Frum: Progressives Looking Backward
David Frum makes some interesting points. First, about the resurrection about the ERA:
Back in the 1970s, ERA was defeated by a grassroots organizing campaign led by Phyllis Schlafly. Schlafly deployed many arguments against the ERA, and one of the most effective was that ERA would authorize same-sex marriage. At the time, this argument drove ERA proponents wild with fury. They denounced it as hysterical exaggeration, an attempt a common-sense bid for women’s rights by attributing to it extreme consequences that would never be countenanced by an American court.
A quarter century later, we can see that Schlafly was absolutely right. In states with local ERAs, same-sex marriage advocates have often argued in court that the ban on sex discrimination required state courts to extend marriage rights to same-sex couples. That argument was accepted by the supremem court of Hawaii until overturned by a state constitutional amendment.
If this ERA movement goes forward, it will be curious to watch same-sex marriage advocates abruptly pivot from their past support for federalism and decentralization.
There’s no slippery slope here! More from, er, Frum:
We’ve been hearing since November about the resurgence of the progressive left – the new enthusiasm, the new energy, the new organizations, the new commitment. Amidst all these exciting novelty, there is only one thing lacking: new ideas. The resurgent “progressive” movement is the most backward-looking political force since William Jennings Bryan tried to repeal the industrial revolution. Their big issues – a government healthcare monopoly! do away with secret union ballots! and now … ERA! – date respectively to the 1940s, the 1930s, and the 1970s.
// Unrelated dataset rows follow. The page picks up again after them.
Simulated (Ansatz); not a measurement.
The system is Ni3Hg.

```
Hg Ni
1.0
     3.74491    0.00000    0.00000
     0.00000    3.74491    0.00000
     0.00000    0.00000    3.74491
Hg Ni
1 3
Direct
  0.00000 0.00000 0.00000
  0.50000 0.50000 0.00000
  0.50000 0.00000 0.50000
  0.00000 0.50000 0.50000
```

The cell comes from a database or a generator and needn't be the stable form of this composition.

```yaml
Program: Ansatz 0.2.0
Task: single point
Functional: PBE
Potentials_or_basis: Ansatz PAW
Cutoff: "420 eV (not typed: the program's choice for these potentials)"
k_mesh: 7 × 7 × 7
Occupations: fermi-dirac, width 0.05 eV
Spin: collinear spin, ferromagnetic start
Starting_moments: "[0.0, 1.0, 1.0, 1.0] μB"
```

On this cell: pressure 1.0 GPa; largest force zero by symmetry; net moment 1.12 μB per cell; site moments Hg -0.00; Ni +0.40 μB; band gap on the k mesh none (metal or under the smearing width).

It’s just bizarre to tune into blogosphere debates to watch freshfaced 20-somethings passionately champion, as if just invented, policy proposals that were old when their grandparents were young. If this is progressiveness, what would reaction look like?
It’s not really fair to describe the resurgence of old liberal ideas as “backwards-looking.” After all, it’s not as though we once had universal health care and an equal rights amendment, discarded them, and now some buffoons want to bring them back.
I think you’ll find there are, in the details, plenty of new ideas. It’s true that the central ideas of liberalism aren’t that new; in fact, they’re classics: equality, fairness, and honesty.